To help people answer some of the concerns and questions about retirement, I hosted an online discussion recently with Jan Cullinane, co-author of "The New Retirement: The Ultimate Guide to the Rest of Your Life."

Time ran out, but Cullinane agreed to answer additional questions. Here are some:

Q I am 48 years old and have most of my retirement savings in traditional IRAs. Should I consider transferring these funds to a Roth IRA?

ASingletary: Just so you know, there are two types of IRAs (which, according to the tax code, stands for Individual Retirement Arrangements), traditional and Roth. Contributions to a traditional IRA may be deductible depending on your income and whether you participate in an employer-sponsored retirement plan. Roth IRA contributions are not deductible, but retirement distributions are not taxed the way distributions from a traditional IRA are.

Cullinane: The ability to compound earnings over a number of years and then distribute those earnings tax free using a Roth IRA is a powerful device for accumulating retirement savings. The downside to converting a regular IRA to a Roth IRA is that you will be taxed on the amount converted in the year of conversion. Holders of a regular IRA can convert it to a Roth IRA as long as their modified adjusted gross income (essentially total income with certain adjustments) does not exceed $100,000 (either joint or single, but not married filing separately) in the year of the conversion. However, the amount converted is fully taxable that year. (There is no such thing as a completely free ride!)

So, the decision to convert is based on a comparison of the cost of paying the tax now with the benefit of receiving tax-free distributions after retirement -- which involves the number of years the funds will grow in the Roth IRA before they are distributed, the rate of earnings on the invested funds and the expected tax rate in retirement compared with the tax rate on the conversion today. In general, the longer it is until your retirement distributions start, the more likely it is that a conversion makes sense. Since you are only 48 years old (assuming your income level qualifies), the odds are that it would make sense to convert your regular IRA to a Roth IRA, particularly if you expect your tax rate in retirement to be comparable to (or greater than) your current tax rate.

What are the relative merits of investing in a traditional IRA versus a Roth IRA?
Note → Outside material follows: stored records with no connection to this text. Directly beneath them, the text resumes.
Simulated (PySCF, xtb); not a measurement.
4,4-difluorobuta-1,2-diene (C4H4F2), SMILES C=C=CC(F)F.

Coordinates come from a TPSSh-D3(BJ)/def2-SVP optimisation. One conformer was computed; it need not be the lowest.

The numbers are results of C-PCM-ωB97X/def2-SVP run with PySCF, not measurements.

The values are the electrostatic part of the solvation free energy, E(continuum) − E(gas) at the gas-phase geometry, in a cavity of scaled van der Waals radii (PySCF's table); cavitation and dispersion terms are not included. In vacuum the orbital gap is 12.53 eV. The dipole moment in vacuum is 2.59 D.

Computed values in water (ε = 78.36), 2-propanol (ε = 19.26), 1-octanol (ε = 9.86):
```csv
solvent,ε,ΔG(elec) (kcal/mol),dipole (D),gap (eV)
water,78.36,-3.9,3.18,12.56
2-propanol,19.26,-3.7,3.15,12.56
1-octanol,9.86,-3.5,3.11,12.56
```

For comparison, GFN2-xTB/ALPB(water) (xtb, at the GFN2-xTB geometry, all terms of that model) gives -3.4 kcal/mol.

Cullinane: To see which one could be better for you, check out the calculator at www.finance.cch.com(click on "Financial Calculators," then scroll down to "Roth vs. Traditional IRA"). This site allows you to enter your information (age, age of retirement, your tax rate, annual contribution, etc.) and compare how much money you'll have in retirement both pre- and post-tax with both a Roth and traditional IRA.